Why I don't Believe Violent Computer Games lead to Violent Youths
Scientists have been studying the effects of media on young people for approximately forty years, and many issues still remain unresolved. Violent video games and the young people who play them have been under public scrutiny for years, particularly since the early 1990s, when home video game systems became more popular and games like Mortal Kombat, Doom and Duke Nukem were released. Throughout the 1990s, as gaming technology became more sophisticated and gameplay became more realistic, the media and parents groups began making correlations between violent video games and high-profile school shootings and other violent crimes.
The assertion that violent video games cause young people to become more aggressive and to commit violent acts in real life is informed by fallacious reasoning. Some people who commit high-profile acts of violence also play violent video games.
People see the correlation between violent video games and acts of violence and assume that the video games caused the incidents. However, correlation between violent games and acts of violence does not mean that the games caused the behavior in question. It is a possibility that people who are predisposed to commit violent acts are attracted to media that depict graphic violence, including video games. This is an important distinction to make, since there may be an element of self-selection. Self-selection is a type of selection bias where people select themselves into a group; in this case, people with violent personalities may be more likely to play violent games. This makes it difficult to determine whether the games influenced their behavior or whether their behavior would have been the same even without the influence of violent media in their lives.

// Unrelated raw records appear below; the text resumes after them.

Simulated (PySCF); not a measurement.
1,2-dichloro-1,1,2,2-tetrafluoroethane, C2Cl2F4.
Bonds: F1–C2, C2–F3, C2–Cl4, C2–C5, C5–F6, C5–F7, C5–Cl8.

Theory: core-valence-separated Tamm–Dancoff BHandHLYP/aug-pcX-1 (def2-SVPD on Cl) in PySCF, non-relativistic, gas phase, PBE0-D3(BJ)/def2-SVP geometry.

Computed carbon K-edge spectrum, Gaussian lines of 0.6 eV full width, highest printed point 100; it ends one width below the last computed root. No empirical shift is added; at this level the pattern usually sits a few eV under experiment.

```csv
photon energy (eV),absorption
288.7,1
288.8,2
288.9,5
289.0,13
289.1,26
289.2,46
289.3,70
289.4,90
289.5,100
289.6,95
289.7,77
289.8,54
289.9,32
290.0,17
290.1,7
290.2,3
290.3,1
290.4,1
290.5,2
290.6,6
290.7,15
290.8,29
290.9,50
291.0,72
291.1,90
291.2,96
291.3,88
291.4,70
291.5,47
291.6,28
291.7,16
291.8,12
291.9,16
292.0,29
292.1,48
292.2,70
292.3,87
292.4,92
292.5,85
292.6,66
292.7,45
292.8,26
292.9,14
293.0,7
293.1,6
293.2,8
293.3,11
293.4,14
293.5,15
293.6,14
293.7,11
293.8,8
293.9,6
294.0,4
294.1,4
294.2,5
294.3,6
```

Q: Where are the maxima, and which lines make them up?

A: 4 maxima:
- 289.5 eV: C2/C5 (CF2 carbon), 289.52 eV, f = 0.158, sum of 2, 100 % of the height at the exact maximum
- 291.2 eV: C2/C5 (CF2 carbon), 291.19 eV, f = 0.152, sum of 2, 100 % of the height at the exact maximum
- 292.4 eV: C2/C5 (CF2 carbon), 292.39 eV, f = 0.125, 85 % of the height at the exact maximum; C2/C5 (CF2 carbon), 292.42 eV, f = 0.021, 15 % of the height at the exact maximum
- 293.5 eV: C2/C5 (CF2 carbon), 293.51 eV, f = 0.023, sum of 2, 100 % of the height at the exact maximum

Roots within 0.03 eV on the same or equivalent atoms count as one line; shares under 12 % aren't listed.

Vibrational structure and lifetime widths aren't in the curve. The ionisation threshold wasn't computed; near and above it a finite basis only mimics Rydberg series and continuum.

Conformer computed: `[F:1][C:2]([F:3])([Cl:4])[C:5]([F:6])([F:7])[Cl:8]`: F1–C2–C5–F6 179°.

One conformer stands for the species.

There have been many scientific studies investigating the effects of violent video games on the people who play them. However, one flaw that many prominent, frequently-cited studies share is the focus on short-term effects on players. Some studies on very young children describe the effects of a short period of gameplay over the course of minutes or hours. Courts across the United States have routinely rejected studies that purport to show a causal relationship between violent games and violent behavior in children and teenagers. Judges assert that there is not sufficient evidence in existing research that proves that violent games cause violent behavior. In June 2011, the United States Supreme Court ruled unconstitutional a California law that would have imposed penalties for the sale of violent video games to minors. The ruling was partially the result of inconclusive evidence in the research presented to the Supreme Court by the state of California.
The social climate in the United States is a factor not often considered in debates about violent video games. Between 1995 and 2008, rates of violent crimes committed by people under 18 fell over 40 percent; rates of murders committed by juveniles decreased over 70 percent. It was during this time that highly realistic games like the Grand Theft Auto series were released and annual sales of video games quadrupled. Such a drastic decrease in juvenile violence during a time when video games show a drastic increase in sales calls into question the conclusion that video game violence influences real-life violence. That conclusion is further called into question by the lower rates of murders committed by juveniles in Japan, a country where video game sales are nearly ten times that of the United States. Over 2200 murders by juveniles were committed in the United States in 2005, compared to 73 in Japan. The correlation between real-life violence and video games violence seems to be relevant only in the United States.
Much of the concern over violent video games influencing children and teenagers is manufactured by the mainstream media. Exploiting people's fears about the safety of their children is an effective way of increasing ratings. Traumatic national events like school shootings are not easily forgotten, and people look for easy answers to why and how such complex and terrifying things happen. It is easy to blame violent video games. However, in nearly twenty years of scientific research, no causal relationship has been found between violent behavior and violent games. A continued fixation on violent video games is not a viable solution to the problem of juvenile violence in the United States. Continued media intervention means that it is likely that violent video games will continue to be implicated in youth violence.